Wednesday, December 21, 2011

In Praise of Darkness by Jorge Luis Borges

TITLE: In Praise of Darkness
AUTHOR: Jorge Luis Borges
READ: December
THOUGHTS: Technically only read the prose pieces from this book, as my Borges collection doesn't have any of his poetry in it. The stories were all wonderful. As I have been making my way through the Borges oeuvre chronologically, and given that his most highly regarded work was written in '40's, I expected the Borges stories later on to lessen in quality. I have not found this to be true yet. It seems like as Borges got older he was able to condense what he wanted to do in an even smaller amount of space, even though most of his classic stories are only about 7-10 pages long. Some of the most powerful stories in here are about two or three paragraphs; I was particularly emotionally affected by "A Prayer." Also really love Borges' prefaces to all of his collections, something that by today's standards might seem 'lame' -- but I think I would like seeing more people writing prefaces to their own work in the future.

Friday, December 16, 2011

Some Trees by John Ashbery

TITLE: Some Trees
AUTHOR: John Ashbery
READ: December
THOUGHTS: Feel like I read poems pretty frequently but rarely sit down and read 'full' poetry books so I am going to try to rectify that in the coming months or so. Been thinking of getting through some Ashbery canon, decided to start chronologically. This honestly did not do much for me. I was bracing for the incomprehensible, trying to get into a zone where I can 'soak up' that kind of stuff, but it left me dry. Aside from "The Picture of Little J.A. in a Prospect of Flowers" and maybe a few others I mostly have already forgotten all of the words in this book. I dunno. I might be a dolt, but with poetry that is largely written in abstract and un-literal/concrete language my sensibility for what makes a poem work is incredibly murky and unintelligible. I guess it becomes closer to music, more about "feeling" or something, and I wasn't feeling it. Still about three or four more Ashbery books to come, and this was his really early stuff, so maybe I will come to like all of that a lot more! I really like "How Much Longer..." and "The Skaters" and the poems I've read in "Self Portrait In A Convex Mirror" so I have a feeling I will like the later stuff better.

Monday, December 12, 2011

Europeana by Patrik Ouředník

TITLE: Europeana
AUTHOR: Patrik Ouředník
READ: December
THOUGHTS: Have never read a book quite like this! I guess I would call it a kind of deconstructive narrative history of the 20th century, as much as that might make some (me) cringe. Despite its consistent deadpan tone and syntactic clarity there is no creedence given to historical linearity or even really any conventional idea of history. Dalkey calls it a novel, and I like that. It is much more a novel than a non-fiction text; it just so happens to be a novel written entirely with 'factual' elements, which I really like and I find exciting. Reading this made me tremendously curious about Patrik Ouředník, whom I have never really heard of before reading about this I think. I might have seen his name on some websites but no ideas or titles attached itself to the name. I would recommend this book to pretty much everyone. The structuring element along with the the tone really make it work for me. Because the tone feels so distant it, at times, almost felt like I was reading a story about a foreign world, that perhaps has nothing to do with the one I inhabit, which I take to be part of the conceit of the book. It almost felt like reading a 120 page version of the "Findings" section in Harper's. Great great yes. 20th century was a mistake and the 21st century will be weirder probably !!!

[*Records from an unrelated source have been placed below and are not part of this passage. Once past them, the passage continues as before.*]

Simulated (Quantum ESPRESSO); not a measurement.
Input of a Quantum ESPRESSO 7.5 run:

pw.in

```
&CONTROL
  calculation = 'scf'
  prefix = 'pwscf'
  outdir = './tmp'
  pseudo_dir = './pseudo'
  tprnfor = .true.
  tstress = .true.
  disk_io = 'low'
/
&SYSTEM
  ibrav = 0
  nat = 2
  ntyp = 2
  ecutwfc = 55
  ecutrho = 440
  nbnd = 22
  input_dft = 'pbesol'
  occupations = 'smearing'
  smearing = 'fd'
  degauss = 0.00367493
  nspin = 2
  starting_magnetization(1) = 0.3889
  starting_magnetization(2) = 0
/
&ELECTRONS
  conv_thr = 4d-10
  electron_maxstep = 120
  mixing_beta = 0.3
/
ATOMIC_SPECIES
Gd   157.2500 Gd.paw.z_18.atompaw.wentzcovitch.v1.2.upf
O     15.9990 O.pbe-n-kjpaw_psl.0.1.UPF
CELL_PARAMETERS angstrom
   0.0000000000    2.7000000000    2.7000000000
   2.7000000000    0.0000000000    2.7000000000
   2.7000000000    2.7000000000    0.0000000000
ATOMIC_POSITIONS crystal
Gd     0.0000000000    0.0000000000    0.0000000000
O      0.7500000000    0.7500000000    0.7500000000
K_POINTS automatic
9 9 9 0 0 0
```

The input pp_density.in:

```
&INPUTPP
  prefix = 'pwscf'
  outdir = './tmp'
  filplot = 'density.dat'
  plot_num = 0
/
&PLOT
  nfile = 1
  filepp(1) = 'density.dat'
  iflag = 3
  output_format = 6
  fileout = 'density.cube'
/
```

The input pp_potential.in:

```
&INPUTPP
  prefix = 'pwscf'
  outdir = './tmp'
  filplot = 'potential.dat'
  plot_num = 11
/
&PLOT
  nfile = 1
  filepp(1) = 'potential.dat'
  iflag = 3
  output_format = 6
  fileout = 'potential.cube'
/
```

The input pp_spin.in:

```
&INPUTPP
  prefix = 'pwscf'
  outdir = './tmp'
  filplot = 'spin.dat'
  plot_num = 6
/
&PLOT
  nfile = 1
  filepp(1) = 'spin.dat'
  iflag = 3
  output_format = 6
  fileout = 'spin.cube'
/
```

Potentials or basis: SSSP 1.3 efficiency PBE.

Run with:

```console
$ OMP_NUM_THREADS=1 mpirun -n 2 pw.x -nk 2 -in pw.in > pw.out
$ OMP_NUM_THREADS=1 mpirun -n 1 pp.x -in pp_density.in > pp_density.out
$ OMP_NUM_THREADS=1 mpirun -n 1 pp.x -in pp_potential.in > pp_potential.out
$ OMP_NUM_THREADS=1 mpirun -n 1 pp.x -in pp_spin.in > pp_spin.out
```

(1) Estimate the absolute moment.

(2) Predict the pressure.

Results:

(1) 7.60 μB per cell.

Saturday, December 10, 2011

The Third Reich by Roberto Bolaño

TITLE: The Third Reich
AUTHOR: Roberto Bolaño
READ: November-December
THOUGHTS: Enjoyed this, though didn't think so at first. The first hundred pages were a bit meandering and felt more like an exercise or 'practice novel' (the manuscript for this dates back to '89, which is about 4 or so years before Bolaño published The Skating Rink, which I believe is his first published novel? I could be wrong.) The book was close to 300 pages, which for Bolaño's shorter works is a bit long; at times I felt like this could have definitely merited a shorter length, though maybe the slow pace does well for the book's overall atmosphere, tone, etc. It very slowly develops into the perennial Bolaño narrative: a story with somewhat innocuous origins delves into a kind unseeable and unverified looming terror -- for the last third of the book you slowly suspect that something terrible is going to happen and then things just sort of peter out in both an anticlimactic (which is never a bad word in Bolaño) and emotionally confusing/diffused way. I would say this book stands well among other Bolaño novels. I don't think there is a single thing he has written that I have disliked, though I think this book will probably end up lumped into a grouping of 'lesser works' in the Bolaño oeuvre. Still lots of fun and not a boring moment, despite its slow pace.

Sunday, December 4, 2011

My Two Worlds by Sergio Chejfec

TITLE: My Two Worlds
AUTHOR: Sergio Chejfec
READ: December
THOUGHTS: Damn this book....after reading Vila-Matas' incredible preface for this book I was practically bouncing off of the walls with excitement to read it. It really is, I think, incredible. An antecedent, or perhaps just contemporary I guess, for this kind of writing is definitely Sebald: the solitary walker's soliloquy, and the nebulous, amorphous text that follows -- also dense, beautiful (thought more plain stated here than in Sebald, which I actually really like) and also brimming with a million things that it simultaneously is and isn't; it is also about a 100 pages long. I will admit that the narrator's philosophical, emotional, and social concerns all seem to mirror my own quite closely, so maybe that plays a part for why I feel such an overwhelming kinship with this book and its author, but there is something about this kind of writing that is incredibly exciting to me -- probably one of the most exciting books I have read this year. One of the things I have found out about myself by keeping this blog (man this sentence can only be embarrassing or stupid or both) is that I have a tendency to be able to write at great length and with great ease about books that I either thought were ok or don't feel particularly attached to. With this book, as with the other books that I really loved this year (Vila-Matas, Bolano, uhh others (don't feel like looking at my list)) there is a very real trepidation in my attempts to try and articulate why I have admired them so much, as if any stray or thoughtless remark will either smudge the book's reputation (a reputation which I am seeking to exalt and represent) or either just make me look really stupid, in that my reasons for liking something will appear to be fraudulent, inauthentic, barely articulated, superficial, etc. The knowledge that my experience with this book has been both the experience of filling myself into an inanimate object as much as it has been an experience of reading someones voice creates some weird kind of familiarity and estrangement, a relationship I think is present in the book between the narrator and the world he encounters and perhaps suggests the same kind of problem and/or weirdness of reading the traces of someone elses' existence, like the thing you're holding in between your hands. I don't know. My head is jumbled. All of these thoughts are nonsense.